Environmental monitoring
In environmental sustainability challenges, technology is widely seen as important, with a particular focus on technologies for environmental monitoring. However, environmental monitoring technologies have also been criticised for displacing community knowledge and reinforcing hierarchies of knowledge and expertise.
ETL’s research speaks directly to this challenge through our concern with addressing inequities that are reproduced in technology design, and considering how technologies can become part of the solution by transforming underlying social relations.
Currently, we have two environmental monitoring projects that are exploring this approach. In India we’re working with other UK universities, partner communities and government stakeholders in the flood and landslide areas of the northern state of Uttarakhand, co-developing landslide models that respond to the priorities of marginalised communities in the Joshimath - Rudraprayag - Rishikesh catchment. By integrating modelling technology with community knowledge, this project provides local people with a voice in disaster risk governance arrangements that hitherto have overlooked their knowledge, expertise, priorities and attitudes.
We’re also exploring a similar approach in work with fishing communities along the north east coast of England. Here, economic, environmental and policy changes have buffeted fishers’ livelihoods for decades, straining relationships with key government departments. These tensions have resurfaced following the mass crustation die-off that emerged during October 2021, in which a large number of dead and dying crustaceans washed-up in multiple locations along the coast line, and continued into 2022 and 2023. The DEFRA-led response has been challenged by the North East Fishing Collective, a co-operative of commercial fishing associations, angling societies and stakeholders from along the north-east coast. ETL is now working with the fishers, including members of the collective, to explore how they can become central to a new water monitoring approach that provides a place for their expertise in data production processes, enabling the voice and priorities of local fishing communities to be represented in future policy decisions. The aim is to develop a robust approach to water quality monitoring - which up to now has been absent, despite the international significance of the fishery - but to do so in a way that foregrounds and legitimises the knowledge and livelihoods of local fishing communities.
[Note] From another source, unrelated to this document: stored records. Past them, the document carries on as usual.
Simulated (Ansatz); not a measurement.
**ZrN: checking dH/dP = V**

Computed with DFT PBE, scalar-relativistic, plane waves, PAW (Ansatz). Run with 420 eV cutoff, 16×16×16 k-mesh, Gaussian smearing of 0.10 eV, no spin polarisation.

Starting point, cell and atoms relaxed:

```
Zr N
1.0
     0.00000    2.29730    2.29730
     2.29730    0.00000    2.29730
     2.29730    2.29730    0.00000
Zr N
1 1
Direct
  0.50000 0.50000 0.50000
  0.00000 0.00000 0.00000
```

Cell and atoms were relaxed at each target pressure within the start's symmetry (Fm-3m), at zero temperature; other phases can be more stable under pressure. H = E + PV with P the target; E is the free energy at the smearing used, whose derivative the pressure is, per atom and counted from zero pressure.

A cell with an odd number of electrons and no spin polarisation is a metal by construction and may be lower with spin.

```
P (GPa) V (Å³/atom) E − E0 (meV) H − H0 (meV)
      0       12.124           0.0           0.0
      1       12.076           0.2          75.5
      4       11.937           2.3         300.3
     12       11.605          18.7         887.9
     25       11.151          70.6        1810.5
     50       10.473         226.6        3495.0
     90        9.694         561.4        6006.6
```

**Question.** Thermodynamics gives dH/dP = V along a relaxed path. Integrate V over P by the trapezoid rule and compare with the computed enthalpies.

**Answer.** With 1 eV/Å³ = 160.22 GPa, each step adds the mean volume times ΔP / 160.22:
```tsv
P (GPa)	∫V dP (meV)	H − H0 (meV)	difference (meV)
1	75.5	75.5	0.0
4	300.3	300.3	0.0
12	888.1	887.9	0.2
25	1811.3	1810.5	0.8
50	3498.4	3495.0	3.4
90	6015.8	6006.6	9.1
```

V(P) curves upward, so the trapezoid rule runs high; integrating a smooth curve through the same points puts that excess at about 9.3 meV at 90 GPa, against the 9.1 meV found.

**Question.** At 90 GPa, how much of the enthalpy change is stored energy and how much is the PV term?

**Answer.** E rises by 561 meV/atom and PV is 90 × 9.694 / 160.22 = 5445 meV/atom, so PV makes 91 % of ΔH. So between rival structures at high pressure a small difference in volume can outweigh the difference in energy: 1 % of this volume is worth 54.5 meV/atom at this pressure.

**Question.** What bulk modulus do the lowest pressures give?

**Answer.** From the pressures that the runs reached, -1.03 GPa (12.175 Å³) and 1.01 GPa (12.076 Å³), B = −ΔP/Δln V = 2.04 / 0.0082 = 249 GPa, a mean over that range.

In other projects, ETL environmental research is focused on transforming how engineering challenges are framed and defined, reconfiguring technology development as a socio-technical problem space. For example, waste management in small island settings is a longstanding problem rooted in the complexity of island social, cultural and governance relations that are required to enable infrastructure development. One example of this is on the Isles of Scilly. This is an internationally important habitat for seabirds, but predation of eggs by invasive brown rats is threatening endangered seabird populations. Domestic food waste from the five inhabited islands is an important food source for this rat population. Approaches to manage food waste are thus pivotal to ongoing work of the Isles of Scilly Seabird Recovery Project partnership to eradicate rats and restore seabird populations.
The impact of not carrying out local recycling has additional consequences. All residual waste is currently transported from the islands to the mainland for incineration, incurring significant carbon emissions and financial costs. Food waste represents lost nutrients that could support local food production (there is high demand for fertiliser, but financial and carbon costs of importation are high). Finally, food waste presents a risk to public health and wellbeing as collection requires residents to aggregate mixed waste and store in large, difficult to access and frequently damaged sacks on the island quay.
ETL’s work in Scilly is therefore framed by an urgent need to manage waste as a necessary component of protecting and restoring historic biodiversity, while also generating benefits for human wellbeing and environmental sustainability. This is a practical challenge, requiring technical, social and governance changes among multiple island communities with different histories, geographies and cultural norms and values, and each with informal arrangements that manage conflict and cooperation. This is inherently a socio-technical problem, and in the ETL we’re exploring composting waste management solutions - the technical and institutional arrangements that will allow for the adaptation of established digester hardware and novel sensor technology to support waste processing and locally appropriate compost production.
A similar approach has been adopted in work with farming communities, which has explored how the longstanding exclusion of farmers from the process of technology development can be reimagined through farmer-led innovation approaches.